CBI Credit Line to Protect  Shadow Banks’ Depositors
CBI Credit Line to Protect  Shadow Banks’ Depositors

The Central Bank of Iran is bound to protect people’s investments and in line with that, the bank has so far paid 22 trillion rials ($586.6 million) from its resources to Samen al-Hojaj Credit Institution depositors and has guaranteed to pay another 22 trillion rials ($586.6 million) in the future for the merged institution, the CBI governor said. “Concerning the insolvent Fereshtegan Credit Institution’s depositors, CBI has also designated credit line in order to shorten the process of reimbursing customers’ money,” Valiollah Seif was quoted by IRNA as saying.

He emphasized that these payments are based on the value of the available assets of the institutions and that CBI cannot just allocate resources without providing support for it or else it would increase the liquidity and lead to higher inflation.
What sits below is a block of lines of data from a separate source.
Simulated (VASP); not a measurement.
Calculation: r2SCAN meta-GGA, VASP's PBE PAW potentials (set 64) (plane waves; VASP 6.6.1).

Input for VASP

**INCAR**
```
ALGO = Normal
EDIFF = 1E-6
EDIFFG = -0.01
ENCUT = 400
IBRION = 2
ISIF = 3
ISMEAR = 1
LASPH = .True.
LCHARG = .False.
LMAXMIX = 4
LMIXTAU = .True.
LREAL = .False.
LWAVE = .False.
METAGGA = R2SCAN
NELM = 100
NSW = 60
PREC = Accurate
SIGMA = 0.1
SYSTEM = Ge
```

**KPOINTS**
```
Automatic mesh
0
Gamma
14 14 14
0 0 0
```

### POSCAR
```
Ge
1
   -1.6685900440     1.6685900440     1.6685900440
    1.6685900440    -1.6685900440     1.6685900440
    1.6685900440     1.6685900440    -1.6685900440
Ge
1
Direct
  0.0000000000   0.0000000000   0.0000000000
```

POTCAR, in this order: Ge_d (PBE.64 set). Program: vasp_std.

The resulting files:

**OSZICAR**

 CBI announced in May that the customers of the Fereshtegan Credit Institution will be gradually reimbursed by Caspian Credit Institution, a certified credit institution formed through the merger of several such institutions and cooperatives based in Khorasan Razavi Province, including Fereshtegan, Ferdowsi, Badr Toos and Al-Zahra. The merger came as part of CBI’s efforts to organize uncertified credit institutions, some of which have gone bust.

Depositors with a maximum 100 million rials ($2,653) would be prioritized by Caspian, which has been asked to attend to other clients as well as in coordination with CBI and the judiciary.

Seif also noted that CBI’s goal is to protect people’s deposits by all means. Therefore all the dissolved credit institutions’ available assets and those that will be identified later belong to their depositors and “if there is any shortfall, the institutions’ shareholders will be held accountable”.

He noted that the uncertified credit institutions are a legacy from previous governments, when the Law Enforcement Forces, and the Ministry of Cooperatives, Labor and Social Welfare licensed these institutions to operate while no one thought of the problems they could cause for the market and banking system.  

Unlicensed institutions had made it difficult for the CBI to balance interest rates within the legal network because deposit rates offered by these institutions were always higher and had created grounds for money laundering. Eventually, many of them became bankrupt due to inefficient management and heavy investment in real-estate projects.